NBC Reporter: Doesn’t New U.S. Hostage Policy ‘Put a Price Tag on Americans’ Heads Overseas?’

• June 24, 2015 3:29 pm


Homeland Security adviser Lisa Monaco said Wednesday "there’s no doubt" ransom payments fund terrorist activity, even as President Obama announced that the U.S. government would permit private ransom payments and negotiation with terrorists.

Monaco was grilled by NBC News’ Peter Alexander about whether the president’s dramatic overhaul of U.S. hostage policy would endanger Americans traveling overseas.

"The president today said the U.S. government policy will remain the same because he said ransom risks endangering more Americans, and it funds terrorism that we're trying to stop, but ransom money is ransom money, whether paid by the government or paid by individual families, so doesn't this announcement today risk endangering more Americans overseas?" Alexander asked.

"I understand that critique," Monaco said. "The U.S. government policy is no concessions. That's ransoms, that's other policy concessions, a whole number of levers or issues that could be on the table if it's an issue of the U.S. government providing that concession, whether it's money and the seemingly vast resources at the government's disposal, or a policy concession, or a policy change, or a pledge not to undertake some type of foreign policy or military action. All of those things would be in the realm of a U.S. government concession that are simply not on the table and will not be on the table."

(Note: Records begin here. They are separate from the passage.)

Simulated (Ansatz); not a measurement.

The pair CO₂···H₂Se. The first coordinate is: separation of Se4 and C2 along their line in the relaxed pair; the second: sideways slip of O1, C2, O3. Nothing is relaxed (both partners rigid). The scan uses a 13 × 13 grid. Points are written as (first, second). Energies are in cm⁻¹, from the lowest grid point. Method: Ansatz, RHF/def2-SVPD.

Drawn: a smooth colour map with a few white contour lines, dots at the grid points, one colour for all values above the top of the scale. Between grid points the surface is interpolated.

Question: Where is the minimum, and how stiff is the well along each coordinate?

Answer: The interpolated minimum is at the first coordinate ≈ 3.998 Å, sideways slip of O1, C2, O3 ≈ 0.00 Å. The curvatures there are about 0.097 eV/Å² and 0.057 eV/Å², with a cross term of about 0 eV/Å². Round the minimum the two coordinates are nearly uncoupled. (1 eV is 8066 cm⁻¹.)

"The president said that ransom money and oil helps fund terrorist groups, so doesn’t providing that money ultimately put a price tag on Americans’ heads overseas?" Alexander asked.

"There’s no doubt that the payment of ransoms fuels the very activity we’re trying to stop," Monaco responded.

She said that the president’s policy change was effected to comfort the families of hostages, some of which have accused the administration of hindering their efforts to rescue their loved ones.

The United States has long maintained an official "no ransom" policy so that kidnappers do not have incentive to capture more Americans. This policy will remain in effect for the government, but families of hostages will no longer be prosecuted for paying terror ransoms.

The New York Times reported last year that ransom payments are a crucial source of funding for some of the world’s most dangerous terrorist groups. Al Qaeda and its affiliates earned $66 million in 2013 alone from ransom payments.

More than 30 American citizens are currently held hostage abroad.